Machine Learning AI

What is Machine Learning?

Machine Learning (ML) is a cutting edge form of AI. It's the type of AI that is generally credited with driving your Tesla down the highway and promises to yield the biggest impact for everyday workplaces one day.

Machine Learning is about finding patterns in big data where commonplace statistical analysis doesn’t see any, and taking such pattern to predict results without much human interpretation.

ML however requires three key ingredients to become effective:

1. ML requires lots of data

To teach the AI new tricks it requires bucket loads of data into its model input to make reliable output scoring. Tesla for example has deployed an auto steering feature to its cars which simultaneously sends home all the data points it collects, interventions by the driver, successful evasions, false alarms, etc. to learn from the mistakes and gradually sharpen the senses. A great way to produce a lot of input is through sensors: Either your hardware has built-in ones like radar, cameras, steering wheel, etc. (if it's a car) – or you lean on IoT (Internet of Things). Bluetooth beacons, health trackers, smart home sensors, public databases, etc. are just a small fraction of the ever growing number of internet-connected sensors that can generate much data (too much for any normal human to process)

2. ML needs good discovery

To make sense of your data and cut through the noise Machine Learning puts algorithms at work that can sort, slice and translate a data chaos into comprehensible insights. (If you want to weird out your colleagues listen to sound of different sorting algorithms at work: https://www.youtube.com/watch?v=kPRA0W1kECg)

There are two ways for algorithms to learn about the data, unsupervised or supervised.

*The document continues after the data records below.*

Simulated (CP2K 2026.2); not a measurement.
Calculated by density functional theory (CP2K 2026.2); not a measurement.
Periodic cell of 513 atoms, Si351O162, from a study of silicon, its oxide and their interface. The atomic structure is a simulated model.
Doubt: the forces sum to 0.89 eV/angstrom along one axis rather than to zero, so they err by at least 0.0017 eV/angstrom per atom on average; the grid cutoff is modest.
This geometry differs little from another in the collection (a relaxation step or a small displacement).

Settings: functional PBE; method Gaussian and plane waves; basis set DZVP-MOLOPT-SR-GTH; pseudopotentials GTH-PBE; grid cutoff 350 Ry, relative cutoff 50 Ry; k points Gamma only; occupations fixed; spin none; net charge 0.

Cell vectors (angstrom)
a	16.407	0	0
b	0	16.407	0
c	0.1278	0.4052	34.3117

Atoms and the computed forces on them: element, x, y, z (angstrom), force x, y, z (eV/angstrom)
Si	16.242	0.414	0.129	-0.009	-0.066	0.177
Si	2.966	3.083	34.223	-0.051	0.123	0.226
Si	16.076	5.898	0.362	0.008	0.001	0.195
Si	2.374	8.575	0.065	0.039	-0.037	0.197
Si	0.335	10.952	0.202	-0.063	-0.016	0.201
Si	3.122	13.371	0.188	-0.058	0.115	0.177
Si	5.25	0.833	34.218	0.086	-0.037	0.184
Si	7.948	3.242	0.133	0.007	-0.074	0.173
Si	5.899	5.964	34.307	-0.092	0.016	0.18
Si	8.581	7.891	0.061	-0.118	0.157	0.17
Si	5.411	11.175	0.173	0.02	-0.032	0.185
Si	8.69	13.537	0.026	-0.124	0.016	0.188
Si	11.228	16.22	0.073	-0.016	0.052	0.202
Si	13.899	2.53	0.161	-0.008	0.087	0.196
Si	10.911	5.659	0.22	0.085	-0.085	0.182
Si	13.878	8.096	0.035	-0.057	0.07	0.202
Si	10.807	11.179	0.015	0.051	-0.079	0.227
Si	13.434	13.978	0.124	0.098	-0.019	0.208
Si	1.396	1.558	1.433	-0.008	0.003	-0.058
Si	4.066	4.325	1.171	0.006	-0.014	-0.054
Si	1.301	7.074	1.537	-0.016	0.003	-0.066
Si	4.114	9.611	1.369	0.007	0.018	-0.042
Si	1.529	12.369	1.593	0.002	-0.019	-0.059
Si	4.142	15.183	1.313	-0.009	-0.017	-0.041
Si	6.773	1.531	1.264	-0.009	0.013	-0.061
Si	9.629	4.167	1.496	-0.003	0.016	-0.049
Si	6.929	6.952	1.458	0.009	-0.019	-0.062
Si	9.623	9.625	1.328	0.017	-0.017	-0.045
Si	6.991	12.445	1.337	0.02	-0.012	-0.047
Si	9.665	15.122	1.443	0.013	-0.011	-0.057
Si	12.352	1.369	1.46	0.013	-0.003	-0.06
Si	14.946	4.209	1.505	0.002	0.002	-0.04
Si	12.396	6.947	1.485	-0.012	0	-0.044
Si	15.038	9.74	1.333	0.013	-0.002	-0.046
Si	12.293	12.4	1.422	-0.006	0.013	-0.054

  • Unsupervised ones deal with figures and raw data only, so there are no descriptive labels or dependant variables established. The aim for the algorithm is to find an intrinsic structure where humans didn’t think there would be one. This is useful for gaining new insights into market segmentation, correlations, outliers, etc.
  • On the other hand, supervised algorithms have knowledge about relations between different data sets through labels and variables and use their power primarily to extrapolate and predict future data. This might come in handy for anything from climate change models, predictive analytics, content recommendations, etc.

3. Machine Learning Deployment challenges

Machine Learning needs to find its way from the computer science labs into softwareMore vendors like CRM, Marketing, ERP, etc. are building up competencies in either embedding Machine Learning or integrating tightly with services that offer it.